Technology at Risk

Is banning surveillance tech worth it?

The San Francisco Board of Supervisors’ vote to ban the use of facial recognition technology puts the city at risk of not only falling behind on technological innovation, but returning to what one expert described as archaic processes. The board’s 8-to-1 vote on the Stop Secret Surveillance ordinance on May 14 affects more than facial recognition tech, however. It defines surveillance technology as “any software, electronic device, system using an electronic device or a device that is used, designed or primarily intended to collect, retain, process or share” a variety of datasets. Those include thermal, olfactory, visual and biometric data, pushing what encompasses “surveillance technology” to well beyond cameras to include cell site simulators, automatic license plate readers, gunshot detection hardware and services, closed-circuit TV cameras and wearable body cameras.

“For me, this is a bit of an overreach,” said Alison Brooks, research director for smart cities strategies and public safety at IDC. “What San Francisco is doing is, in fact, not allowing for the digital workflow to occur. I think that they want people to go back to, for example, sorting through mug shots archaically, manually, and that doesn’t make any sense from a cost-savings perspective or a work time perspective. It’s just going to cost their police force that much more money to connect all those dots.”

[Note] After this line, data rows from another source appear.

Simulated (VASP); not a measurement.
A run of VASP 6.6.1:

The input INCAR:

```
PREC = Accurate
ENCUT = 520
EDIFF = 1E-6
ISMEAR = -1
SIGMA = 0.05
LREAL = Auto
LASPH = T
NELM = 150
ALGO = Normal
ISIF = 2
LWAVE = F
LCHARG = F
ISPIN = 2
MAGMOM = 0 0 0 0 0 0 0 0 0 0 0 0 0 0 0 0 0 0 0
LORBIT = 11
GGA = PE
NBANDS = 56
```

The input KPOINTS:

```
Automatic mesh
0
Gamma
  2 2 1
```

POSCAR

Some places are experiencing success with facial recognition technology. For instance, the Indiana Intelligence Fusion Center has used it to identify criminals in cases involving petty theft and homicides. Additionally, police in Maryland used the technology to identify Jarrod Ramos, who killed five newspaper employees in Annapolis last year, when he refused to state his name.

“It’s not real clear that there’s a good reason for this ban,” said Daniel Castro, vice president of the Information Technology and Innovation Foundation. “There are a whole spectrum of uses for facial recognition technology, from very simple organizing photos to trying to identify a suspect or a witness or anyone involved in a crime…. There’s lots of benign uses, uses that are completely in line with the manual activity that police do during the day,” such as manually looking through photos or asking the public to help identify someone.

The San Francisco board’s vote is partially in response to studies that have shown that the technology can be inaccurate and racially biased. For example, a recent test of Amazon’s Rekognition software that the company markets to law enforcement, found that it was more accurate in assessing lighter-skinned faces.

“While surveillance technology may threaten the privacy of all of us, surveillance efforts have historically been used to intimidate and oppress certain communities and groups more than others, including those that are defined by a common race, ethnicity, religion, national origin, income level, sexual orientation, or political perspective,” according to the ordinance. “The propensity for facial recognition technology to endanger civil rights and civil liberties substantially outweighs its purported benefits, and the technology will exacerbate racial injustice and threaten our ability to live free of continuous government monitoring.”

Still, the technology is maturing amid calls for greater accuracy and transparency. The National Institute of Standards and Technology reported in its “Ongoing Facial Recognition Vendor Test” last December that the software has improved significantly since NIST studies of it in 2010 and 2014.

The vote also acknowledges pressure from the American Civil Liberties Union’s West Coast offices, which Brooks said tends to be more protectionist than other locations. Matt Cagle, a lawyer with the ACLU of Northern California, told the New York Times last week that the technology “provides government with unprecedented power to track people going about their daily lives. That’s incompatible with a healthy democracy.”

Part of the problem is that the shortcomings of both the technologies and uses have been conflated, Castro said. For instance, uproar over FBI’s surveillance of protesters in 2015 after the death of Freddie Gray was more about improper or unwarranted surveillance of political protest than of facial recognition technology itself.

“Because there is already such organized opposition to some of this police behavior, the objections are getting tacked on to facial recognition because I think that’s seen as an opportunity to push back on policing in general,” Castro said. “Some of that pushback is completely legitimate, but it’s conflating the technology with the activities, which I think can be separated out.”

A happy medium exists, but more testing and policies are needed to find it. Castro pointed to a pilot test of real-time surveillance in Orlando in which police officers tracked themselves—a good example, he said, of how a police department can start moving forward with the cutting edge of technology before applying it to citizens. (Orlando police ended their pilot program with Rekognition in July).

Indeed, the San Francisco board included a number of exceptions to the ban. For instance, it doesn’t apply to federally controlled facilities at San Francisco International Airport and the city’s port, nor does it restrict business or personal use of the technology. The ordinance also includes calls for policies that address transparency, oversight and accountability measures as well as rules governing the procurement of surveillance technologies.

Similar bans were passed in Oakland, Calif., and Somerville, Mass. Earlier this year, and the House Oversight and Reform Committee held a May 22 hearing on facial recognition software, where committee Chairman Elijah Cummings (D-Md.) said lawmakers largely agree that the technology should be regulated.

“I think this is an area where it would be helpful for Congress to be a little more proactive,” Castro said.